Some Stoic End of the Year Thoughts
Here we are at the end of the year once again. It’s ironic to me that sandwiched at the completion of one year and the beginning of another, we have two vastly different rituals.
On the one hand, we have Christmas, which has for too many of us, become so materialistic and gluttonous. We expect gifts and good food and overindulge in both. On the other hand, we have the “New Year, New You” mentality which promotes ambitious new resolutions in which we commit to utterly change ourselves in the upcoming twelve months (or until we abandon these inconvenient goals).
It all seems to be all so misguided. In a way, one creates the problems that the other attempts to solve.
The Stoics provide good advice here, as always. These two thousand year old, pre-Christian philosophers offer us a clearer way to live–without the ups and downs and extra helpings of self-loathing.
Let’s look at three quick insights for the holiday season:
First, practice your “contemptuous expressions.” I know contempt seems like a weird emotion to bring to Christmas but stay with me. As you look out over the bountiful offering of Christmas–the presents, the food, the lights–remind yourself what this stuff really is: a bunch of stuff. As Marcus Aurelius once wrote, sounding like he was almost describing a Christmas dinner:
“Like seeing roasted meat and other dishes in front of you and suddenly realizing: This is a dead fish. A dead bird. A dead pig. Perceptions like that — latching onto things and piercing through them, so we see what they really are. That’s what we need to do all the time.”

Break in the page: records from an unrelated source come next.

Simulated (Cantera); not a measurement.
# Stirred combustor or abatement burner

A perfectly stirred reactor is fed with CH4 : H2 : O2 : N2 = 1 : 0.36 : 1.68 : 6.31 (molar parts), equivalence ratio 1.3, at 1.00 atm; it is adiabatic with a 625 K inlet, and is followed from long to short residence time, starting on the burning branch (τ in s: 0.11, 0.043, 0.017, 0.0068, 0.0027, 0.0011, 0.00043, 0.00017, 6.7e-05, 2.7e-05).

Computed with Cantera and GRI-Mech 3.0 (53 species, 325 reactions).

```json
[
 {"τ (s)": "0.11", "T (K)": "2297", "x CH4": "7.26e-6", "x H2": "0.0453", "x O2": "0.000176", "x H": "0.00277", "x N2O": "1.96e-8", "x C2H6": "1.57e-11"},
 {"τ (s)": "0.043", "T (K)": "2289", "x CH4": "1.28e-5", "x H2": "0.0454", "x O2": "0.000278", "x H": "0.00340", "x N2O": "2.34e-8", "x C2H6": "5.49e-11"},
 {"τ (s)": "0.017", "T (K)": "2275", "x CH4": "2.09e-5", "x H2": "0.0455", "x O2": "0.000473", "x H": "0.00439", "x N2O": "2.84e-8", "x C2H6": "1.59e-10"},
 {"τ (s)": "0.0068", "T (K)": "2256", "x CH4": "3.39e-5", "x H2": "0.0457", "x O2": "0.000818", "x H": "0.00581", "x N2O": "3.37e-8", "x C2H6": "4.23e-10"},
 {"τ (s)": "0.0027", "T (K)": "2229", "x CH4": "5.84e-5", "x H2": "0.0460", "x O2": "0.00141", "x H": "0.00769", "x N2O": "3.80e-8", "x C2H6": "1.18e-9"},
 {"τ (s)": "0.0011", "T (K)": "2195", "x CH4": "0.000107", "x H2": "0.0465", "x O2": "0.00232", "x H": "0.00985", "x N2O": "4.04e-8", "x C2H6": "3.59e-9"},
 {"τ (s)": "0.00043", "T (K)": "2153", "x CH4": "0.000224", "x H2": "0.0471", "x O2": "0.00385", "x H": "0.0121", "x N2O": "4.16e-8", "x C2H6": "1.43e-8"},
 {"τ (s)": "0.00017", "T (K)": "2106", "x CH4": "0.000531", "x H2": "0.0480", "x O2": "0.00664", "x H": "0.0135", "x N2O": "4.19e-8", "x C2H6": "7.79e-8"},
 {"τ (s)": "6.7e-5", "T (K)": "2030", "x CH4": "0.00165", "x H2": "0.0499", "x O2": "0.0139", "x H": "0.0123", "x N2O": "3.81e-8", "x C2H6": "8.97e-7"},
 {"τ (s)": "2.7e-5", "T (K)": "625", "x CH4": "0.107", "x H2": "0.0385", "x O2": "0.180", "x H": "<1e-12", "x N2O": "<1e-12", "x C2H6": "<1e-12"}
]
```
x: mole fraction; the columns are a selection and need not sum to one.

What’s important are the people and the thoughts. Don’t let yourself get distracted from them.
Second, live in the present moment. That is, don’t obsess over what has happened in the past or lose yourself in visions of the future. Focus on what is right here, right in front of you. Make the most of it, and enjoy yourself. This moment could be all you have after all–it’s so much better to think that 2015 is not a guarantee and then to be grateful for all of it, then to have expectations and entitlements that go unfulfilled.
As Marcus Aurelius reminded himself:
“Don’t let your imagination be crushed by life as a whole. Don’t try to picture everything bad that could possibly happen. Stick with the situation at hand.”
What matters right now is right now. Enjoy it.
Third, if you are going to try to improve in the next year or you do have some regrets about the previous year, don’t just hope that this will happen. That’s not how it works. As Seneca wrote to a friend who’d asked for advice, you need to pick a person or a model to hold yourself against.
“Choose someone whose way of life as well as words, and whose very face as mirroring the character that lies behind it, have won your approval. Be always pointing him out to yourself either as your guardian or as your model. There is a need, in my view, for someone as a standard against which our characters can measure themselves. Without a ruler to do it against you won’t make crooked straight. ”
So, who will it be for you this year?
Stoicism is not something you “believe”, it’s something you do. It’s a practical philosophy. The more you work it, the more it will do for you. So why not start now? There isn’t a better time.
As a final parting thought, remember that we choose whether this was a good year or a bad year. We choose whether everything is good or bad. As Seneca said, “a good person dyes events with his own color…and turns whatever happens to his own benefit.”
This is the attitude for success and optimism in all situations. By controlling our perceptions, we create a reality in which every situation, no matter what it is, provides us with a positive, exposed benefit we can act on, if only we look for it.
With this in mind, I hope you enjoy the holidays and consider the Stoics when you can.